Is $A$ invertible if $ABAB^2 = I$? 
Q: Have two matrices of order $5$, $A$ and $B$. If $ABAB^2 = I$, is $A$ invertible? A: Yes, the inverse of $A$ would be $BAB^2$


My definition of an inverse matrix is:
For some matrix $X$, its inverse $X^{-1}$ (if it exists) is one such that
$$XX^{-1} = X^{-1}X = I$$
In that case, looking at the question above, there's something that I don't quite get:
Since $ABAB^2 = I$, we know that $A(BAB^2) = I$, which means that $(BAB^2)$ is the inverse of $A$ from the right.
However, don't we also have to prove that it is from the left as well since matrix product is NOT commutative? That is, $(BAB^2)A = I$? Otherwise, $(BAB^2)$ would not necessarily be $A$'s inverse.
A: There is a theorem that says that if $D$ and $E$ are two square matrices of the same size such that $DE = I$, then automatically $ED = I$. Thus an inverse on the right is always an inverse.

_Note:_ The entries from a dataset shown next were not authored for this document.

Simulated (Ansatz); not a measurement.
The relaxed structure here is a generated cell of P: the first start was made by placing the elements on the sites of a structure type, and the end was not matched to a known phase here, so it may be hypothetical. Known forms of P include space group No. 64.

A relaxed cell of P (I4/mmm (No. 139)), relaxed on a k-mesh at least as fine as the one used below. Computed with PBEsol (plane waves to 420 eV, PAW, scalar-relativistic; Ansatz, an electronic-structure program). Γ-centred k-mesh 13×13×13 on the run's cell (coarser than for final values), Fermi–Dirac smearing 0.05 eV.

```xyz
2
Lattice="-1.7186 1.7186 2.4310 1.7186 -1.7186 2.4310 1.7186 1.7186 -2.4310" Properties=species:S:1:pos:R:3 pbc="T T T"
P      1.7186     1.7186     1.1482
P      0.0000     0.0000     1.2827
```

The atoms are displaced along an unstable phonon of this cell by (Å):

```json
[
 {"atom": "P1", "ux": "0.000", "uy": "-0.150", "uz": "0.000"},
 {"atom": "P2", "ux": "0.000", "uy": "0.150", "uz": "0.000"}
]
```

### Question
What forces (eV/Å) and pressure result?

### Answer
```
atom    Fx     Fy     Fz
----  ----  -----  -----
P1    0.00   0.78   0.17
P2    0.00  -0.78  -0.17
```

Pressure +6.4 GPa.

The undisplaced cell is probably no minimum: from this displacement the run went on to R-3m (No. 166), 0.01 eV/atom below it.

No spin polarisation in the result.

This is a major theorem in linear algebra, that will usually be taught in any introductory class. For the reasons you mentioned (non-commutativity), it is not initially clear why it should be true.
A: This is indeed an important observation. However, there is a theorem which states that for every two square matrices of the same dimension, $A,B$, if $AB=I$ then also $BA=I$.